12. He submits that the summons have been issued without appreciating that the Petitioner was not responsible for deduction of tax at source and deposit thereof.
13. He also submits that it is not a case where TDS has not been paid, rather the same has been paid belatedly.
14. Per Contra, the learned Counsel for Respondent vehemently opposes the grant of any relief to the Petitioner and submits that it is an admitted position that the Petitioner was the Managing Director of the accused Company and responsible for the day-to-day functions of the company.
15. He further submits that the Sanctioning Authority has passed a detailed Sanction Order after recording it’s satisfaction that there existed sufficient material to establish commission of an offence under the Act, and that the Petitioner, being in charge and responsible for the conduct of the business of the company, was liable to be prosecuted.
16. It is further stated that, without prejudice, the subsequent deposit of TDS after default does not extinguish criminal liability and all the factual defences taken by the Petitioner are matter of trial. Thus, it is prayed that the present petition be dismissed.
17. Submissions heard and record perused.
Analysis
18. At the outset, it is apposite to note that the petition has been filed invoking the inherent power and jurisdiction of this Court under Section 528 of BNSS (Section 482 Cr.P.C.) at a pre-trial stage, where questions of disputed fact, in absence of evidence of unimpeachable character to the contrary, cannot be inquired into or adjudicated upon. In this context, the Supreme Court in Rajiv Thapar v. Madan Lal Kapoor (2013) 3 SCC 330 held as under: –
” 29. The issue being examined in the instant case is the jurisdiction of the High Court under Section 482 CrPC, if it chooses to quash the initiation of the prosecution against an accused at the stage of issuing process, or at the stage of committal, or even at the stage of framing of charges. These are all stages before the commencement of the actual trial. The same parameters would naturally be available for later stages as well. The power vested in the High Court under Section 482 CrPC, at the stages referred to hereinabove, would have far-reaching consequences inasmuch as it would negate the prosecution’s/complainant’s case without allowing the prosecution/complainant to lead evidence. Such a determination must always be rendered with caution, care and circumspection. To invoke its inherent jurisdiction under Section 482 CrPC the High Court has to be fully satisfied that the material produced by the accused is such that would lead to the conclusion that his/their defence is based on sound, reasonable, and indubitable facts; the material produced is such as would rule out and displace the assertions contained in the charges levelled against the accused; and the material produced is such as would clearly reject and overrule the veracity of the allegations contained in the accusations levelled by the prosecution/complainant. It should be sufficient to rule out, reject and discard the accusations levelled by the prosecution/complainant, without the necessity of recording any evidence. For this the material relied upon by the defence should not have been refuted, or alternatively, cannot be justifiably refuted, being material of sterling and impeccable quality. The material relied upon by the accused should be such as would persuade a reasonable person to dismiss and condemn the actual basis of the accusations as false. In such a situation, the judicial conscience of the High Court would persuade it to exercise its power under Section 482 CrPC to quash such criminal proceedings, for that would prevent abuse of process of the court, and secure the ends of justice.”
(emphasis supplied)
19. Hence it is well-settled that while exercising the power under Section 528 of the BNSS (Section 482 of the CrPC) to quash a complaint at the pre-trial stage, it is pertinent for this Court to examine whether the factual defence is of such impeachable nature that the entire allegations made in the complaint is disproved.

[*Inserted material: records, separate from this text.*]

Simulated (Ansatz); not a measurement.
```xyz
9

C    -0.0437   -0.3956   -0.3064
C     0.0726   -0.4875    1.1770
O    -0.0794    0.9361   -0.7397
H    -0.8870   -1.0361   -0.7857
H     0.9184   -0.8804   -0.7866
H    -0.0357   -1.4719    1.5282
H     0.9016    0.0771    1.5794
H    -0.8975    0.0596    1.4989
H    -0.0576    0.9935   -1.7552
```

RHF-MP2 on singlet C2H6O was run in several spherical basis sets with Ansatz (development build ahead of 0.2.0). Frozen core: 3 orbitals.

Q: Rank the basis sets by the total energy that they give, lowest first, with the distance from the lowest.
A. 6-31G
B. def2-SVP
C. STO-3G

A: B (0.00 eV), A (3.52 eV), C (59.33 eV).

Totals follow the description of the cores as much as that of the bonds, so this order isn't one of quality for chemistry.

20. At the stage of cognizance, the Court is required only to examine whether prima facie ingredients of the offence are disclosed, and not to enter into a detailed scrutiny of sufficiency or reliability of evidence.
21. In the present case, it is noteworthy that Section 276B criminalises failure to pay TDS deducted to the credit of the Central Government. The sanction order clearly records that tax was deducted but not deposited within time and these are foundational facts constituting the offence and their existence has not been disputed by the Petitioner.
22. A perusal of the record further reveals that it is undisputed that the Petitioner was a Managing Director, during the Financial Year 2017-18, when the total amount of TDS deducted by the accused persons in the sum of Rs. 2,09,13,002/- was not deposited into the Government treasury within the stipulated time limit as per the Act.
23. The main defence taken by the Petitioner is that as per the replies of the Accused No. 2/Sanjeev Mahajan, it stands admitted that Sanjeev Mahajan was the CEO and Director of the Company at the relevant time, and was solely responsible for managing affairs of the company and deducting and depositing TDS.
24. However, the Sanction order records that both the Accused No. 2 and the Petitioner were held as Principal Officers/Responsible Officers of the accused/Company and the Petitioner was also a holder of almost 99% of shares and also the responsible person during Financial Year 2017-18.
25. Pertinently, Accused No. 2 had also filed a separate reply, alleging that it was the Petitioner who was the Managing director-cum-chairman of the company and was responsible for all the financial activities of the company.
26. Significantly, neither the default in deposit has been disputed nor it has been disputed that the Petitioner was the Manging Director. Both the directors have merely accused each other for the default and none has provided any reason for the actual cause of delay in the TDS deposits.
27. Hence, in view of the above, the veracity of the allegations raised by both the directors and the liability of the Petitioner, becomes purely a factual issue, which can only to be decided after due consideration of evidence at the time of trial.
28. It is also well-settled that subsequent payment does not obliterate criminal liability unless the statute so provides. The assessee cannot be granted immunity from prosecution merely on the ground that ultimately TDS was deposited in Govt. account albeit belatedly.
29. Further, Section 278B provides that every person who, at the time the offence was committed, was in charge of, and was responsible to, the company for the conduct of the business of the company as well as the company shall be deemed to- be guilty of the offence and shall be liable to, be proceeded against and punished accordingly. Further Section 278E, raises a statutory presumption of culpable mental state. Hence, the presumption can be rebutted only at trial, upon leading evidence.
30. Even the explanation of financial difficulty or “reasonable cause”, leading to the delay in filing of the TDS, again becomes a triable defence, and cannot be adjudicated in the present proceedings.
31. To summarize, all the allegations raised, i.e. deduction of TDS by the company, delay in deposit of the deducted amounts into the Government account, the role of the petitioner as a person in charge and responsible for the conduct of the company’s business, and the absence of any documentary material establishing a reasonable cause for delay, are disputed factual matters which must be tested at trial through evidence and crossexamination.
32. The Petition essentially invites this Court to appreciate the material and to sit in appeal over the satisfaction recorded by the sanctioning authority and the Trial Court’s assessment at the stage of summoning. Interference for that purpose would amount to conducting a mini-trial at the threshold, which is impermissible. The Petitioner’s contentions raise triable issues of fact and credibility which must be adjudicated in the course of a trial where oral and documentary evidence can be tested.
33. In such circumstances, at this stage, the petitioner cannot be said to have produced material of such sterling and unimpeachable quality that merits the quashing of the summoning orders and consequential proceedings thereof.
34. Needless to say, it will be open to the petitioner to justify the arguments taken by him during the course of the trial.